Hopes (and other things) are high in Colorado and Washington, as the people passed ballot initiatives to legalize the recreational use of marijuana. One big problem though. It is still illegal under federal law. The Supreme Court in Gonzales v. Raich upheld this power, ruling that even Angel Raich grew pot on her backyard, it affected interstate commerce because it was part of a broader regulatory scheme (stressed in Scalia’s concurring opinion). I think the argument that growing marijuana locally for personal use is not part of any interstate market. But in Colorado and Washington, where marijuana dispensaries are legal, there is certainly a market. These dispensaries fall clearly within Raich. This referendum is clearly a nullification of federal law. No different from states passing referendums saying that health insurance mandates cannot be enacted (Wyoming, Alabama, and Montana did that last night). (My friend Ian who blogs at Think Progress hasn’t whipped out the good ‘ol John C. Calhoun portrait for these nullification posts.) Supremacy Clause trumps.
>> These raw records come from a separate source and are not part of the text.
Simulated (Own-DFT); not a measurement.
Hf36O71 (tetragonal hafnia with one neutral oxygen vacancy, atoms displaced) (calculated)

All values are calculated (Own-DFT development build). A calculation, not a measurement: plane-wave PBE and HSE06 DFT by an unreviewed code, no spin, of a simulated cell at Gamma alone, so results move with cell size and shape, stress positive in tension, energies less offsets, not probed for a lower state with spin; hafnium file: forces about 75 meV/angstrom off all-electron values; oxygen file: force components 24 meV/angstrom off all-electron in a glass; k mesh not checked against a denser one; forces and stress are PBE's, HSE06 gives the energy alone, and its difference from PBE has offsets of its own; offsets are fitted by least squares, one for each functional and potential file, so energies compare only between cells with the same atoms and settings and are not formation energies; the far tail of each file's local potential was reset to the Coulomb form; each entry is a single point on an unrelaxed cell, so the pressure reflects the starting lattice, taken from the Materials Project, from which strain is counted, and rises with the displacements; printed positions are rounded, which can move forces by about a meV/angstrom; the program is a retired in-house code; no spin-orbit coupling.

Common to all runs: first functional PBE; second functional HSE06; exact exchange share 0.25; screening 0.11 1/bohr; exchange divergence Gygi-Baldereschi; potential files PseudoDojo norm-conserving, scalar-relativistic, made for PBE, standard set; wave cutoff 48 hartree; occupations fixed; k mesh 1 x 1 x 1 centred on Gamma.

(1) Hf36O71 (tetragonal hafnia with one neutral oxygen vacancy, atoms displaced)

Now, Eric Holder’s Justice Department has continued to raid marijuana dispensaries (despite President Obama’s 2008 campaign promise not to). So what happens next? It is possible that the Holder will challenge this law on grounds that it is preempted by federal law. Though, the law will take about a year to be implemented so there will be some time for an as-applied challenge. Though a facial challenge could be brought sooner.
Or, as Emily Bazelon urges, the DOJ should let Colorado and Washington “experiment with drugs.” (I love the double entrendre with drug experimentation and Brandeis’s laboratories of democracy imagery). And we might see POTUS “pivot.”
The first is a report in GQ last summer claiming that President Obama wants to “pivot” on the war against drugs in his second term. “From his days as a state senator in Illinois, Obama has considered the Drug War to be a failure,” Marc Ambinder wrote. This has widely been read as a sign that the Justice Department will ease up on marijuana enforcement, even though that’s not what happened this fall in California. I’m not sure I see it, but I’m more intrigued by Holder’s decision not to make a stern statement before Tuesday’s election like the one he made in 2010, even when he came under public pressurefrom former Drug Enforcement Agency administrators and directors of the Office of National Drug Control Policy. These officials pointed to the upcoming initiatives in Colorado and Washington and called legalizing marijuana a threat to public health and safety and a “danger that touches every one of us.” One former drug czar called it “shocking” that Holder hadn’t spoken up.
But if he doesn’t, how will this case get to court. Presumably there are people who are currently under indictment in Colorado for marijuana offenses, and no doubt there will be people under indictment for marijuana offenses after the law is implemented. One of those defendants could move to dismiss the indictment based on the fact that the state law legalizes marijuana. Any competent DOJ lawyer would argue that the state law is preempted. Now, would the DOJ lawyer argue that the state law is completely preempted. Or simply argue that it does not apply for this case. My guess is DOJ could not responsibly take the former position. In other words, a single suit to dismiss the indictment would likely lead to a federal court being forced to strike down the state referendum (hey SCOTUS struck down the Colorado proposition at issue in Romer v. Evans).
Maybe Obama 2.0 will be better on these issues. Prosecutorial discretion though only goes so far.